A seven-year-dig by a team of archaeologists has produced what it believes to be the remains of a palace belonging to biblical King David. Other Israeli experts, however, dispute the claim.
Most scholars who have reviewed the evidence suggest that there is no physical proof of King David among the ruins discovered by archaeologists from Hebrew University of Jerusalem and Israel’s Antiquities Authority. Critics, like archaeologist Israel Finkelstein of Tel Aviv University, have said the 10th century B.C. site “could have belonged to other kingdoms of the area”—such as the Canaanites or Philistines—and not specifically King David.
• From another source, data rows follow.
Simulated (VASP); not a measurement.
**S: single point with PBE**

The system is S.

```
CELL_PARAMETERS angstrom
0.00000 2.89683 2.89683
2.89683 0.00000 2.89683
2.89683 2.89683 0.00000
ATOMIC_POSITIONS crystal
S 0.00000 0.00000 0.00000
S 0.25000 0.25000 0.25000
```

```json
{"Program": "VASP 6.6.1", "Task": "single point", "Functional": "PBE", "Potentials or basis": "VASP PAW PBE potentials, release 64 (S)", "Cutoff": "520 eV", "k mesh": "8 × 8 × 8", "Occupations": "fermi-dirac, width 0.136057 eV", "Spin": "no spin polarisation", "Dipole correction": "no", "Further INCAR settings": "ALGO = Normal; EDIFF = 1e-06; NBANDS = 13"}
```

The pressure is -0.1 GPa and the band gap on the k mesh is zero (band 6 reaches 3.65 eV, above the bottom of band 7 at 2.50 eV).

Finkelstein told the AP that without a monument to King David himself, there would be no way to verify who built the palace.
The discovering archaeologists, however, claim that Khirbet Qeiyafa, in a fortified complex west of Jerusalem, is authentic.
“Khirbet Qeiyafa is the best example exposed to date of a fortified city from the time of King David,” Yossi Garfinkel, a Hebrew University archaeologist who led the dig, told the Associated Press.
Among the items Garfinkel and his team discovered were “cultic objects typically used by Judeans,” subjects of King David.
Garfinkel told the AP that critics like Finkelstein are relying on outdated theories.
“I think other people have a collapsed theory and we have fresh data,” he said.
Garfinkel’s group isn’t the first to make claims of discovering a 10th century B.C. King David palace. Israeli archaeologist Eilat Mazar made such a claim in 2005, one that was disputed by Garkfinkel.